New to me Mac - Old Windows Drives

srcurran

Registered
I just picked up an old PowerMac G4 and it works wonderfully except it has trouble reading two drives that I took out of the Windows box that it is replacing. I have two fat32, ata, non-raid drives a WD-800 and WD-1600. Neither are working and they both have different problems. I have played around with the terminal and mounting the drives to no avail.
Here are the specifics:

The WD-1600
This drive is read by OS X. It used to be detected as a different type, but it just started showing up as the right drive type. The capacity in System Profiler says it s 128GB, finder's info says 148 (the correct size). The SMART status says, not supported. This drive does get mounted, however the drive name, and the file names are unreadable. I ran an ubuntu ppc live cd and was not able to mount it. It did work in Windows as of 2 days ago however.

The WD-800
This is found by System Profiler and I was able to mount it in Ubuntu. When OS X stars up I get an error message that says: "Disk Insertion; The disk you inserted was not readable by this computer."

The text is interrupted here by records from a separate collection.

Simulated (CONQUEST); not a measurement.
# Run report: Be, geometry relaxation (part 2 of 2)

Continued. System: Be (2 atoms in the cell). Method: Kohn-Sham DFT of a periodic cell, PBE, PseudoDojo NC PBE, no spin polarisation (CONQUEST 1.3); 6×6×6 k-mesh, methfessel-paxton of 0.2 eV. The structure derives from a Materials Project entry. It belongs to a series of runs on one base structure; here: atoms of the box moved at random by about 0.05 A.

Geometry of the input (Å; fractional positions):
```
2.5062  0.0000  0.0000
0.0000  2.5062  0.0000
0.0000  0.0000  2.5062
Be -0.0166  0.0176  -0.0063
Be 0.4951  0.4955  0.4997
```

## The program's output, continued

Hopefully this is fixable without a reformat.
 
Well, do you want to read data from the drives, or is it just for using those drives as additional HDDs? If the latter is the case, you shoul definately reformat them to HFS+, as you can not take advantage of the rights management of OS X.

If you can plug them to a Windows machine, and you do not need the data on it anymore, try to reformat them and then plug them to the Mac again (if you do need it, save it on CD/DVD or another HDD. Just in case the drives are damaged). That would be the approach I would take.
 
Also, if your G4 is older than a MDD model, then you are limited to 137GB (128GB) inhard drive space. Even partitioning won't let you around this limitation. The only way around it is to install software drivers (can't remember who provides them) or install a PCI ATA controller card and hook the hard drives up to that. Then you will be able to "see" the entire 160GB of that drive. If you need more info, google "48-bit LBA".

As Damrod said, if you want to boot from those drives or install some Apple operating system on there, you must format them as HFS+. Linux would be ext2 or ext3, and you would need to boot from a Macintosh PPC-specific Linux install CD to do so.

Short answer, get rid of the FAT32 format if you intend to use those drives with the Macintosh -- go with HFS+ for an Apple OS, ext2/3 for Linux. If you wish to use the drives cross-platform between both Windows and Mac, you leave them FAT32, but you cannot use them to boot the Mac.
 
These are my second and third drives, my storage drives with data still on them. I usually run the correct format on my OS drive and then make my storage drives FAT32 so they just work.

I know all about rights issues through my x86 linux days and am ok with it. It is just my computer anyway.

I guess what it comes down to is the 160gb will work once I get the controler card, and I can move some data around to make it so I don't loose much on the 80 which will need to be reformated to get it working.